Unlocking the Mysteries of the Moon’s Shadowed Regions

The Moon poles host large quantities of water-ice deposits in the permanently shadowed regions (PSRs), which are vital for enabling sustainable human space exploration, making these regions high-priority targets for upcoming Artemis missions [1]. Unfortunately, today, the best available orbital lunar imagery [2, 3] lacks the meter-scale resolution and signal needed to understand the geomorphology and trafficability of PSRs, complicating the planning and execution of future missions seeking to explore PSRs.

We have developed an image enhancement tool called HORUS (Hyper-effective nOise Removal Unet Software) [4, 5], designed to enhance LRO Narrow-Angle Camera (NAC) optical low-light imagery of permanently shadowed regions by effectively removing the CCD-related, photon, and other residual noises that corrupt the images. The tool is composed of two deep learning neural networks trained on environmental metadata and real and synthetic imagery, the latter generated by a physical noise model (LROC). We demonstrated that HORUS effectively produces low-noise, high-resolution images (~1.5m/px), achieving a 5 to 10x improvement over existing long-exposure images of PSRs. HORUS allows scientists and engineers to identify geomorphic features (e.g., craters and boulders) in shadowed regions as small as 3 meters across as well as to peek inside of small shadowed regions, for the first time.

The tool was deployed and thoroughly validated for NASA's VIPER mission [6], where it was applied to 20 candidate target regions across the lunar South Pole. Additionally, we conducted different approaches to validate the resulting HORUS-processed images.

With HORUS denoised images, VIPER scientists can increase their confidence on what surface features (previously unseen) exist in the shadowed regions, helping them plan rover traverses more safely and efficiently (e.g., Fig. 1)

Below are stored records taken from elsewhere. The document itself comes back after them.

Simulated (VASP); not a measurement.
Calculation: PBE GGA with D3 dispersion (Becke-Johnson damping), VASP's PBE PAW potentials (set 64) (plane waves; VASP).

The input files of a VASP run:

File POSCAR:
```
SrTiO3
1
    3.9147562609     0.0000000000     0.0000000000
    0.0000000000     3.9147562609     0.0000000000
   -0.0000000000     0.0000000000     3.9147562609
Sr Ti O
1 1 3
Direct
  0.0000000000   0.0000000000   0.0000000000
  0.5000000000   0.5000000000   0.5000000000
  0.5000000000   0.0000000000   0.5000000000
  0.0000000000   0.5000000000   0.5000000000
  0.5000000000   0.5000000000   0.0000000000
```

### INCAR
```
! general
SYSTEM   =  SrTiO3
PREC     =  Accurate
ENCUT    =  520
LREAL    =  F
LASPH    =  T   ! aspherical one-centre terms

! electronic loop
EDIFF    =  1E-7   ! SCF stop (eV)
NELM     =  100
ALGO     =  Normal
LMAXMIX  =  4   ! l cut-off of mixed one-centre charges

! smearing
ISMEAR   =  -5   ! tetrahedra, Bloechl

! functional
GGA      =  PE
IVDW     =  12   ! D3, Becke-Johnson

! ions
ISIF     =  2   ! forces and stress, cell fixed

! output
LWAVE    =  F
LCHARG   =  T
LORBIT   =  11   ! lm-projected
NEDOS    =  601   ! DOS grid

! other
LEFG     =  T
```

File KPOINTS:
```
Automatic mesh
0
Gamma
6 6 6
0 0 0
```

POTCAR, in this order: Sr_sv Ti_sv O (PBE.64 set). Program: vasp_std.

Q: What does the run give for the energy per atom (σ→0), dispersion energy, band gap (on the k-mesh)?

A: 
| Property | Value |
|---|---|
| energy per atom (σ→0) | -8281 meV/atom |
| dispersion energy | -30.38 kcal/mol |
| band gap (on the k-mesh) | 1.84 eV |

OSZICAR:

In this manuscript, we will describe how VIPER scientists are utilizing HORUS denoised images to extract new information from the terrain and increase their confidence in what surface features exist in the shadowed regions. In combination with other high-resolution images and digital elevation maps, HORUS images are helping the team analyze potential lading and science sites, as well as planning traverses more safely and efficiently (e.g., Fig. 1).

Additionally, we will describe how HORUS tool unlocks a broad range of scientific and exploration applications to other Artemis and CPLS missions to the lunar poles, including (but not limited to) geomorphic analysis, change detection, surface hazard detection, and terrain relative navigation.